By 7 a.m., the train is alive. Old men climb from their berths, stretch and yawn. Young women shuffle to the steel sinks at the end of the car to brush their teeth. The televisions mounted to the walls of each cabin are soon turned on – at full volume – playing a low-budget Chinese historical epic. Before long, the grumpy attendants are back pushing carts down the aisle, selling fruit, toothbrushes and fried chicken in vacuum-sealed packages.
Sleep is futile. Outside my window is southern China’s Guanxi province. As staccato images of rocky outcroppings, rice paddies and half-built brick homes flash by, I roll out of bed and mix myself a robust cup of instant coffee I’d brought with me.
Rule No. 1 of Chinese train travel: Bring coffee.
“A train isn’t a vehicle,” Paul Theroux wrote in Riding the Iron Rooster, his 1988 book about train travel in China. “A train is part of the country. It’s a place.”
He wasn’t kidding. In China, people don’t ride a train – they live it. The minute a train pulls from the station, sunflower seeds are chewed, card games played and tea endlessly gulped. Passengers sleep away the hours as if on vacation, chat with strangers or gaze out the window at the passing world. Riding the rails isn’t just a way to travel China; it’s a way to experience it. And it’s becoming much easier and more comfortable to do so.

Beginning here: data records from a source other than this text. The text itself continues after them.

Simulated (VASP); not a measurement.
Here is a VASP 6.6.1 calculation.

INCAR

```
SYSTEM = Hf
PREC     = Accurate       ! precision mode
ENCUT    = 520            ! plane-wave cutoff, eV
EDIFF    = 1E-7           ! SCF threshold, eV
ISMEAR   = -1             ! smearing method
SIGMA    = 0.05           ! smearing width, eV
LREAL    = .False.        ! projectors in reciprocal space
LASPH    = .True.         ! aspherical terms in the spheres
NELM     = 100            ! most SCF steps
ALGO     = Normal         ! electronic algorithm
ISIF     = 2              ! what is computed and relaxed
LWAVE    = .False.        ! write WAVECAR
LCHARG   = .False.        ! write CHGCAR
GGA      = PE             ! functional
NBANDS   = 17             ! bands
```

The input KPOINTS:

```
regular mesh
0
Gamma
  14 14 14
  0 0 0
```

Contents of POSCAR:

Until the late 1980s, China relied on steam-powered relics to transport citizens and goods around its vast territory. Today, it is home to the largest high-speed rail network in the work, with 6,900 kilometres of track. Last year alone, China spent $82.4-billion on rail construction, and it plans to add 16,000 kilometres of capacity by 2020. It already has 2,000 kilometres of routes that can run at top speeds of 350 kilometres an hour, with much more to come. The country hopes not only to connect prosperous coastal cities to the remote west, but also envisions lines beginning in China and stretching across Asia, the Middle East and Europe.
To put China’s growing rail network to the test, I recently set out on a 10-day journey by train from Beijing to the southern tip of China, and back again.
Despite Beijing traffic’s best effort to stop me, I make the 28-hour Beijing-to-Guilin train minutes before our 8:58 a.m. departure. I’m soon resting on the middle berth of a second-class compartment, called a “hard sleeper.” The beds are almost as comfortable as in first class – a “soft sleeper” – but each cabin has six berths and no door, which makes for a lively trip.
A gritty city in Hebei province rolls by as I read Theroux’s book and pick at a supply of ham, cheese, crackers and fruit I’ve brought with me in order to put off consuming the gruel generally served in Chinese dining cars. (Rule No. 2: Bring snacks.)
I’m soon distracted by an old lady snoring on the berth across from me. On Chinese trains, noise is constant. There’s elevator music, crackling loudspeaker announcements, people babbling on cellphones and folks clearing their throats and horking. Reminding myself that it’s all part of the experience, I put on my iPod, dig into my book and let the hours drift away.